Newspapers misquote and quote out of context. We all know that. Or maybe Lawson was talking about "older forms" like John W. Peterson cantatas. But I'm just going to go out on a limb and suggest ever so timidly that God has pretty well laid out in the text of Scripture all the forms of Christian expression we really need.

Read the Bible. Sing the Bible. Pray the Bible. Preach the Bible. Observe the Lord's Supper and believer's baptism.

Or have we concocted better ways to vanquish idolatry and depravity from human hearts?

Tuesday, July 13, 2010

Does the Old Testament Teach the Gospel?

I'd argue that Peter thought so, based on his sermon in Acts 10:34-43. Here's the final verse:
To him all the prophets bear witness that everyone who believes in him receives forgiveness of sins through his name."

Friday, July 09, 2010

Evangelical Best-Seller Now a Drug Cartel Favorite

The Washington Post is quite effectively exposing Evangelicalism's dirty laundry and soft underbelly. Fresh off it's coverage of the Ergun Caner debacle, we now learn that evangelical best-seller Wild at Heart (advocating for "muscular Christianity") has become a recruitment and training tool for a drug cartel.

You just can't make this stuff up.

Eldredge is delighted. He hopes his book brings change to the cult. Clearly, the power of the gospel is capable of such change. Perhaps a reader can speak to the presence and clarity of the gospel in the book. I'm wholly unaware.

And here's Phil Johnson's critique of the muscular Christianity mindset, with particular attention to WaH.

Masquerades

Bob Bixby discusses functional charismaticism masquerading as fundamentalist cessationism. As critiques of moderated forms of contemporary continuationism continue to multiply among preservationist fundamentalists, I have to wonder why fundamentalists have for so long tolerated the sort of stories Bob alludes to and the sort of claims that fit the same mold (God spoke to/told me . . .).
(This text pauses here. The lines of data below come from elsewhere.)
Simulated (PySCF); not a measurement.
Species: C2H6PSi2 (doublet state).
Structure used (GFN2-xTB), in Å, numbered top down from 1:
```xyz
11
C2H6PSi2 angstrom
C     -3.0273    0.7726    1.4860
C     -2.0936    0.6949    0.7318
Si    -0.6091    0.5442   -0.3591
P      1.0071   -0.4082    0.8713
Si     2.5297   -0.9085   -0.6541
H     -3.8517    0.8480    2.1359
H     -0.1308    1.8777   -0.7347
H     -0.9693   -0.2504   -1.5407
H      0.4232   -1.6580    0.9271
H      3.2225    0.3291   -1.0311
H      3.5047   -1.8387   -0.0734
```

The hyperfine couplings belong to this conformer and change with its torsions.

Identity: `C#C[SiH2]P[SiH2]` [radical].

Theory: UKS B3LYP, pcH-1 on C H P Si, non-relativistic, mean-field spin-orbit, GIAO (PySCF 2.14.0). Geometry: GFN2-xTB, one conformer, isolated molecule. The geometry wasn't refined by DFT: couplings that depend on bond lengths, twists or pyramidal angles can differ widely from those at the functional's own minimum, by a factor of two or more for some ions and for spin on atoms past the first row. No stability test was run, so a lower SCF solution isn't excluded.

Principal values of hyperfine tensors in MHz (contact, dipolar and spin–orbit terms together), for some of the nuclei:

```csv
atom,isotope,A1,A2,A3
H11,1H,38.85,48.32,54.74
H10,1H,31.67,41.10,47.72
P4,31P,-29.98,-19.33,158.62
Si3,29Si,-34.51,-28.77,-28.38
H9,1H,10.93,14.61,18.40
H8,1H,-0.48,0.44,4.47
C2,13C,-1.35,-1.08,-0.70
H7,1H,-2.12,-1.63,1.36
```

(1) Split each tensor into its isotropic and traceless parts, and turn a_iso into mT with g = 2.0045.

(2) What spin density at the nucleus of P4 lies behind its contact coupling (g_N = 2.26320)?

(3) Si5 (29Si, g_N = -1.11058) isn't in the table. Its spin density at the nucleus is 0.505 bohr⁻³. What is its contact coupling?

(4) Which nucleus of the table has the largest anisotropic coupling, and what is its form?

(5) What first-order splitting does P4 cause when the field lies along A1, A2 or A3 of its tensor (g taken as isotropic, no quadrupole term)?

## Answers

Are these critiques really about preserving a theology, or are they about circling the wagons and perpetuating a culture? As long as the guns are pointed at enemies on the outside and not the inside, the evidence for the former seems minimal.

Thursday, July 08, 2010

A Follow-Up on Repentance, Guilt, and Justification

If you're interested in thinking more about the implications of the post on "getting right with God" and the gospel, here are some recent posts that develop the conversation a bit more.

Kevin DeYoung on guilt:
Christians tend to motivate each other by guilt rather than grace. Instead of urging our fellow believers to be who they are in Christ, we command them to do more for Christ.
More DeYoung, this time on confession and repentance:
The cleansing, mind you, is not like the expunging of a guilty record before the judge. That’s already been accomplished. This cleansing is more like the scraping of barnacles off the hull of a ship so it can move freely again. We need confession of sin before God like a child needs to own up to her mistakes before Mom and Dad, not to earn God’s love, but to rest in it and know it more fully.
And Darryl Hart on Calvin, guilt, and conscience:
[T]he significance of conscience in the life of every person means that justification can in no way be merely a book keeping matter, as if our account is credited with Christ’s righteousness way over there but then we need to have a moral transformation way deep down over here inside us for salvation to play out. Justification solves the guilty conscience problem. It’s a remedy for what is basic and deep down in each human being.

Tuesday, July 06, 2010

Preaching "Get Right with God" Is a Gospel-Killing Heresy [or] How Some Fundamentalists Are Functionally Medieval Roman Catholics

Mark Farnham makes that point quite effectively here, though perhaps less abrasively. Some quotes:
[T]o those within legalistic systems, legalism is a refuge from the insecurities of life and the uncertainties of our world.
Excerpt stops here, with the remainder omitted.